Thursday, 19 May 2016

The days of hands-off charity trustees are over

The days of hands-off charity trustees are over

Discussions of fundraising regulation have led to a mini governance crisis. It’s time to get trustees more involved with the day-to-day work of charities

In order for charities to see off the looming governance nightmare generated by the fundraising scandal and subsequent introduction of a new regulator, trustees must become far more informed about the detail of charity operations. This must be done in a considered and transparent way, so that there is no question of staff being line-managed by trustees. It’s not a straightforward task, but it is essential and here are some ways to go about it.

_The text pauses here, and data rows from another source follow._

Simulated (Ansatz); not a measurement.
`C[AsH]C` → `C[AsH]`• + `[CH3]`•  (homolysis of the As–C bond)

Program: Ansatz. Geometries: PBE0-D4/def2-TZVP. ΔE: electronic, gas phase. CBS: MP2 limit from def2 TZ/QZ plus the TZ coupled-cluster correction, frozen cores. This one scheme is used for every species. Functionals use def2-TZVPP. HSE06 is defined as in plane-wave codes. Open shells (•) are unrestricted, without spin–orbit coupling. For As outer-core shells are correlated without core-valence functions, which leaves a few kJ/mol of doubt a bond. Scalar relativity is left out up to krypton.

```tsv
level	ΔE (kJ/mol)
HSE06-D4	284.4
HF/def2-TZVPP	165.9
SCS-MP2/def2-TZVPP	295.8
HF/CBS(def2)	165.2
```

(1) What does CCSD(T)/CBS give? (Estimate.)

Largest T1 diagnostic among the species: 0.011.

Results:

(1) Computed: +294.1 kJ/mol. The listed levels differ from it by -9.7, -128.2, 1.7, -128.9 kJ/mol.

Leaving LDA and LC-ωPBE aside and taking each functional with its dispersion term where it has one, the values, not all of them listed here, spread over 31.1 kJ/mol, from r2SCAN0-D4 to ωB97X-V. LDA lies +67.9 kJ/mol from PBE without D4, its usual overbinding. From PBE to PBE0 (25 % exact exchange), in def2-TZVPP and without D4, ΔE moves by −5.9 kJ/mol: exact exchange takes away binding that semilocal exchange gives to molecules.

1 Appoint board champions or leads

These are trustees who are steeped in detail of particular areas of the charity’s activities who can then relay critical information to the board. Operational staff can also benefit from briefing trustees, as they can test ideas with them. It is sometimes useful to have two champions – one who is an expert and can provide guidance, and one who hasn’t the slightest clue and will provide the reaction of non-expert.

2 Discuss these issues as sub-committee items

Sub-committees are a means of giving trustees space and scope to delve into the detail and to enable staff to seek a broader perspective. If, for instance, you are embarking on a rebrand, then a sub-committee is the perfect place to allow a small group of trustees to oversee the project, without it taking a disproportionate amount of time away from the main board.

3 Make sure fundraising is on the risk register

Risk registers need to be fit for purpose and they must be regularly reviewed to keep pace with sector developments. For instance, fundraising is usually missing from risk registers, and that’s a problem that ought to be addressed.

4 Have board briefings

At Brook, we invite a different member of the staff to run briefing sessions for whole the board on critical activities. This has allowed very effective sharing of ideas and experience. In Brook’s case, trustees have been able to consider the benefits of applying knowledge learnt from digitising services, to the challenge of reaching new audiences with online fundraising.

5 Review the board’s skills

It’s best practice to ensure that charities annually check which skills are missing from boards in order to meet new challenges. Fundraisers-turned-trustees, for example, are very hard to come by but it’s becoming an increasingly vital skillset for boards.

6 Become a trustee

If you are a fundraiser, you can powerfully influence this debate by becoming a trustee. You can be the champion that I refer to above and ultimately protect and guide the sector (and your new colleagues) through what is set to be a turbulent few years.
Overall, the whole landscape for trustees is changing. Two-hour meetings, four times a year, simply will not be sufficient in the near future. So if some trustees feel that increased demands on their time will be too burdensome, it best to leave the field open to others.